Monitoring Flow to Full Treatment and Pass Forward Flow at wastewater treatment works
As we enter June 2019, UK water companies may well be reminded of the press release issued last June by DEFRA. “5 billion investment by water companies to benefit the natural environment”. In this communication published by DEFRA, Michael Gove, Secretary of State for Environment, Food & Rural Affairs, made a bold statement by challenging water companies to increase investment and improve environmental outcomes by 2025.
The Environment Agency (EA) set out the ambitious measures in WINEP (Water Industry National Environmental Programme).
What does this mean to those responsible for managing WwTW?
There are around 9,000 wastewater treatment works (WwTW) across the UK. Each and every one of those WwTW has been planned, designed and constructed to accept, handle and treat a specific volume of wastewater.
All well and good. But what if that works was built in 1989 and intended to treat sewage from 500 households, trade effluent two factories and handle two significant storm events a year? Fast forward 30 years and it now has to treat sewage from 1,000 houses, industrial wastewater from four factories and handle multiple storm events thanks to climate change. The works is, more than likely, no longer fit for purpose.
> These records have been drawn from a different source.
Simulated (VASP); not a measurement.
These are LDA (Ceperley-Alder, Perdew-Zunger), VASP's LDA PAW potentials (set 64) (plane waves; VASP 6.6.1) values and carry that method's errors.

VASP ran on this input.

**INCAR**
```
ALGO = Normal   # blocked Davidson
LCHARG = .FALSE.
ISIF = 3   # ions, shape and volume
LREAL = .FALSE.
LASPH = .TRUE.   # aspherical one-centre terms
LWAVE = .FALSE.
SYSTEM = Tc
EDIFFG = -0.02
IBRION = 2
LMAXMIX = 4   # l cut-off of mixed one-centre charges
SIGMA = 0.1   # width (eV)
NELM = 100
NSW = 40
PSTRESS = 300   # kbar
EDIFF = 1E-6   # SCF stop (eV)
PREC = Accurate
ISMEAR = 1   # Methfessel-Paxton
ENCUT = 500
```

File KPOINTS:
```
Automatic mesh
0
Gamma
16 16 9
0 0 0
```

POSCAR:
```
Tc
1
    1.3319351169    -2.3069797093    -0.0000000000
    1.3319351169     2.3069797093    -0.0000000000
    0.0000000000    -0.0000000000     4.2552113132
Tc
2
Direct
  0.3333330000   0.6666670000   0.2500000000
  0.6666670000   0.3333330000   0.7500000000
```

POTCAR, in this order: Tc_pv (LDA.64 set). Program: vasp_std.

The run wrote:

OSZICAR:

If you’re tasked with managing that WwTW, how on earth do you ascertain this is actually the case. How can you prove that the works just isn’t capable anymore? How do you build a solid, unarguable solid proposal to present to your board that urgent investment is required to improve your WwTW? The answer? Implement Flow to Full Treatment (FFT) and Pass Forward Flow (PFF) monitoring.
What is Flow to Full Treatment (FFT)?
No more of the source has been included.